Some people eat, sleep and chew gum, I do genealogy and write...

Sunday, October 2, 2016

Moving Beyond Census Records: Part Two

Many years ago, when I was just beginning some of the genealogical research efforts, I was visiting the Family History Library in Salt Lake City, Utah and seeking some help in researching one or more of my ancestors. Apparently, I was told to look at the U.S. Census Records and given a microfilm roll with the instructions to search for my ancestors on the roll. I can remember trying to search the records and finding the images almost impossible for me to read. I remember deciding that the Census was not that much help.

As the years past, of course I came to realize the value of the U.S. Federal Census as an initial place to try and locate my American ancestors. I also began to appreciate the census records in other countries, such as the Mexican, Canadian and English censuses. During those early years, before the census records were easily accessible online, I was still using microfilm copies. But I had learned that there were paper indexes to the U.S. Census records in a rather strange form called Soundex. On occasion, even after online copies of the U.S. Census began to be available, I found myself searching for my ancestors in the Soundex indexes.

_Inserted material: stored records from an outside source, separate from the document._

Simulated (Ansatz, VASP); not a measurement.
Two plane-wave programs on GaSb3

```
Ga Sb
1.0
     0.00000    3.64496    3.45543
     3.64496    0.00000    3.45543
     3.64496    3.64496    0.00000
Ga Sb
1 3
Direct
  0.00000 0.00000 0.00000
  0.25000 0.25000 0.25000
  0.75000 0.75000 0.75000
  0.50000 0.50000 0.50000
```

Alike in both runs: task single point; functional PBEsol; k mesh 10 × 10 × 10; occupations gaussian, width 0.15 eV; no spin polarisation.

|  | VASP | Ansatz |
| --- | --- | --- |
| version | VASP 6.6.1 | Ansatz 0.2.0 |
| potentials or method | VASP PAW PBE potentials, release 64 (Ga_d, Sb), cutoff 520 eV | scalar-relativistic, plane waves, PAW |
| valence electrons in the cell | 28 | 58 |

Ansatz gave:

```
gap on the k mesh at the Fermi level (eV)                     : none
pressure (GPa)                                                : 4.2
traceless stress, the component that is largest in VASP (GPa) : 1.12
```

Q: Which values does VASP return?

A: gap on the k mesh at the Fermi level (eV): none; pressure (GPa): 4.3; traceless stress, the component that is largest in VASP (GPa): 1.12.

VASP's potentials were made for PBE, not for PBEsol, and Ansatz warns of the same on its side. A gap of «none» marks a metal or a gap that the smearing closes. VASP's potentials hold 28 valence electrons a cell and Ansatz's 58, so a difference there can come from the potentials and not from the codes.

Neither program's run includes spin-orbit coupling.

The Soundex system of indexing the census records is explained by the United States Census Bureau as follows:
The Soundex is a coded surname index (using the first letter of the last name and three digits) based on the way a name sounds rather than the way it's spelled. Surnames that sound the same but are spelled differently - such as Smith and Smyth - have the same code and are filed together. This system was developed to make it easier to find a particular name even though it may have been spelled (or misspelled, as was more often the case) a variety of ways. 
The decennial census Soundex system began as a project of the Franklin D. Roosevelt Administration's Works Progress Administration (WPA). Because many states did not have uniform systems for registering births, the Soundex indexes were originally prepared to assist the Census Bureau in finding records for people who needed official proof of age. 
The Soundex is available on microfilm at the National Archives and its Regional Archives System, the Church of Latter-Day Saints Family History Library, and larger public libraries throughout the county. Once you locate an ancestor in the Soundex cards, you be able to make note of the enumeration district, city, county, state, and page number where your ancestor is listed. Then you can order the microfilm of the original census record, to photocopy for your family history records.
Currently, the entire U.S. Federal Census has been indexed by several of the large online websites and the Soundex system, although still available, has passed on to obscurity.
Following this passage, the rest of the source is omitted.